Are the rules of marketing changing as we know it?

In an article written earlier this year for Business 2 Community, Bryan Kramer, President and CEO of PureMatter a full service marketing agency in Silicon Valley, wrote “There Is No More B2B Or B2C: It’s Human To Human, H2H.”

These words have never been truer than they are today. But in order to connect with your customers and offer some “human to human interaction” – even if in the virtual sense – you must first know more about them; you have to know what makes them tick.

  1. Age – But not for the reason you’re thinking…

This may sound elementary for you seasoned marketers. After all, when conducting consumer research, knowing your target’s age is right up there with knowing gender and income level. But new research indicates that knowing age is about a lot more than you think.

A study published in the Journal of Consumer Research found that consumers have existing advertising biases based on advertisements they saw as children. Turns out, children learn how to absorb advertising over time, and these perceptions stand to shape motivation and response to cues for life. Likewise, negative perceptions that were created in adolescence can create barriers that the marketers of today need to breakthrough.  For example, this is perhaps why sales of margin remain high among a certain demographic, despite the fact that it has been proven to be unsafe and unhealthy – the children who lived through the “butter is evil” phase are still hesitant to believe it is anything but.

  1. How They Feel About Your Competition

Have competitors in the market? Of course you do. And these competitors can help you grow your business by connecting with and learning from their customers.  By discovering what your customers appreciate about a competitor’s product, you can angle your marketing in a manner that implies your product will exceed the expectations set by the competition. Similarly, discovering what customers would change about a competitive product on the market provides an opportunity to stand out.

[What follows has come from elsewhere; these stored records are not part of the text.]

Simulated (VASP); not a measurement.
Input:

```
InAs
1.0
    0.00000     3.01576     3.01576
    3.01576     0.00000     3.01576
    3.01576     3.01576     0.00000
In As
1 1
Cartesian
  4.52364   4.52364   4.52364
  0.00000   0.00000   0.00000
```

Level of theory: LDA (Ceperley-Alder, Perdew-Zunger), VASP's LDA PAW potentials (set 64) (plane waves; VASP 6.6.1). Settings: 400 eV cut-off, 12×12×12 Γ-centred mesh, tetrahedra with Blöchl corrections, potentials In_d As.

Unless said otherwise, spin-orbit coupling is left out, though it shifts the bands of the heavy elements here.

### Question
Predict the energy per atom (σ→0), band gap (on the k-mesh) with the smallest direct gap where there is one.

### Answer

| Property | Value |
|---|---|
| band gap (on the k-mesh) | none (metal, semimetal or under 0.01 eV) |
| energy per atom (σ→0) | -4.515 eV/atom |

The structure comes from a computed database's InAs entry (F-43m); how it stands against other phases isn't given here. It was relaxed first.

  1. Do They Value Quality Over Price Point?

This certainly can’t be generalized. Whether or not your customer values quality over price greatly depends on what your product is and how useful it will be in your customer’s life.

A recent study out of the Georgetown McDonough Business School found that consumers tend to be unrealistically optimistic about how much they will use a product, but this optimism often drive them to ante up, motivating them to make purchases based on a perceived value in their lives.

Another study found that consumers’ price-quality perceptions are very much dependent on the type of product in question, or based on “product-type-specific schemas, rather than independent evaluations of price-quality relationships for individual product categories.”

And, of course, convenience can’t be underestimated these days – and it turns out that “easy to use” offers more weighted value than you might think. Research has found that when there is a perceived functionality and convenience to a product, consumers will opt for an easy-to-use option, even if it’s more expensive.   

  1. Where Do They Make Most of Their Purchases?

This tidbit of info can provide a window into the mind of a person, and whether your product is available online, in-store or neither is irrelevant. If you know customers are likely to make the majority of purchases online, this may indicate they prefer fast, easy solutions. Individuals who make more purchases in-store, however, may prefer to have a better idea of a product’s qualities and characteristics first; that they’re a little more cautious and involved when making purchasing decisions and need as much detail as possible.

  1. What is Your Customer’s Role and Social Status in the World?

This goes beyond knowing your customers’ professions, because it also plays on how an individual feels about him or her self as compared to peers. Is she a busy working mom; a dad trying to balance the office and the home?; a manager?; an employee?; a teenager? These perceived roles often influence purchasing decisions because consumers will choose products that support the roles they are assuming. How could this influence your marketing? Consumers often choose products that they feel will elevate their status among the group members, which provides an excellent springboard for marketers. Convince a person that your product will gain appreciation from peers or elevate social status, and you just earned a customer for life.